I did a boat gig in the Mediterranean for about a year with that guitar player and began playing more jazz tunes. The boat gig put me in a good enough financial situation to buy an upright and attend Berklee College of Music in Boston. I ended up cutting most of my legit classes to play, though. I was fortunate enough to play in the ensembles of people like Ken Pullig and George Garzone and do sessions with Klaus Suonsaari, Ian Froman, Dave Kikoski, Tim Williams, Donald Harrison and others.

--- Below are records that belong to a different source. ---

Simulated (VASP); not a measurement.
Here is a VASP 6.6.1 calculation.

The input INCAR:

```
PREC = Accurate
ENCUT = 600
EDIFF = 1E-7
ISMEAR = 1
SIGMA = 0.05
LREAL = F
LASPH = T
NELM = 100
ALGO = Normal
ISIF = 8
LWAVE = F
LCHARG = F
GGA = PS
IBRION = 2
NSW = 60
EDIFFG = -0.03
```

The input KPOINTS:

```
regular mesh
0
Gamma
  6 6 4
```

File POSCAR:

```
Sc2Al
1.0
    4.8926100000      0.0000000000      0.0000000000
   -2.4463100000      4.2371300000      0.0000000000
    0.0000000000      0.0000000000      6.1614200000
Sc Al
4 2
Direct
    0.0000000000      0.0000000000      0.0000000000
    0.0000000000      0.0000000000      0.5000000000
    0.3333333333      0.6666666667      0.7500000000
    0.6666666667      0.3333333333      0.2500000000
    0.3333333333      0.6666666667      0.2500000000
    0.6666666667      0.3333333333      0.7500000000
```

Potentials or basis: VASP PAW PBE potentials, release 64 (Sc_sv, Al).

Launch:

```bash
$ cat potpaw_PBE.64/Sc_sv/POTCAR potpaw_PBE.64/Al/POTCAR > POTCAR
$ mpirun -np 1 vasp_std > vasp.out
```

I returned to Augusta GA in 1983 and was able to work with not only local players like Tyrone Jefferson (ex-Slide Hampton), Terry Rosen (ex -Woody Herman) but also Clifford Jordan, Junior Mance, and Bill Barron, who came through town. At this time I was also chosen to attend master classes given at the Atlantic Center for the Arts (in New Smyrna Beach FL), one with Elvin Jones and one with Charlie Haden.

I moved to NYC in 1987 and the exposure to the scene and the musicians here has been great. I was fortunate to be able to work with Leon Parker when I first moved up here, some trios at AUGIE'S and a quintet doing original music. He taught me a lot about interactivity and assertiveness in a rhythm section. My stint with (singer) Dakota Staton really made me concentrate on the pocket and defining the (harmonic) direction of a piece. Working with such wonderful players (some on a regular basis) has been inspiring. I especially credit my teacher, Joe Solomon (ex-Lennie Tristano), with helping me make tremendous strides over the last few years.